Haberski v. New York City Department of Education

Order, Supreme Court, New York County (Michael D. Stall-man, J.), entered April 4, 2005, which denied the petition brought pursuant to CPLR article 78 seeking to annul respondent’s determination dismissing petitioner from his position as principal, and dismissed this proceeding, unanimously affirmed, without costs.

Petitioner failed to establish that respondents’ determination regarding the calculation of his probationary service was either irrational or arbitrary and capricious. To the contrary, the record demonstrates that respondents began crediting the time petitioner served as principal of Sheepshead Bay High School at the start of the school year, when he officially assumed that position.

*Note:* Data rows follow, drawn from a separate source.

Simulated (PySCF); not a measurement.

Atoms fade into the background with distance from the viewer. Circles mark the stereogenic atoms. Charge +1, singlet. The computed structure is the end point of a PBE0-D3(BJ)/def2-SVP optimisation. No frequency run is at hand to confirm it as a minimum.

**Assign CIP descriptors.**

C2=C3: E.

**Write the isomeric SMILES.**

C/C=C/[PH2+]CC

Petitioner’s three-year probationary period was frozen from September 2000 through the summer of 2003, while serving as a “principal assigned” at the Brooklyn High School Superintendent’s Office and during the final summer at South Shore High School. On August 23, 2003, he was assigned as principal at Sheepshead Bay, with still five months to go in his probationary status. Any work he voluntarily performed in preparation for that position while serving temporarily as principal assigned at South Shore, which was part of his frozen period, would not have been in furtherance of his probationary period, which is designed “to determine if appointees are ‘competent, efficient and satisfactory’ for purposes of recommending tenure” (Matter of McManus v Board of Educ. of Hempstead Union Free School Dish, 87 NY2d 183, 188 [1995]). Petitioner has failed to establish that he achieved tenure by estoppel. Concur—Mazzarelli, J.E, Saxe, Marlow, Sullivan and Williams, JJ.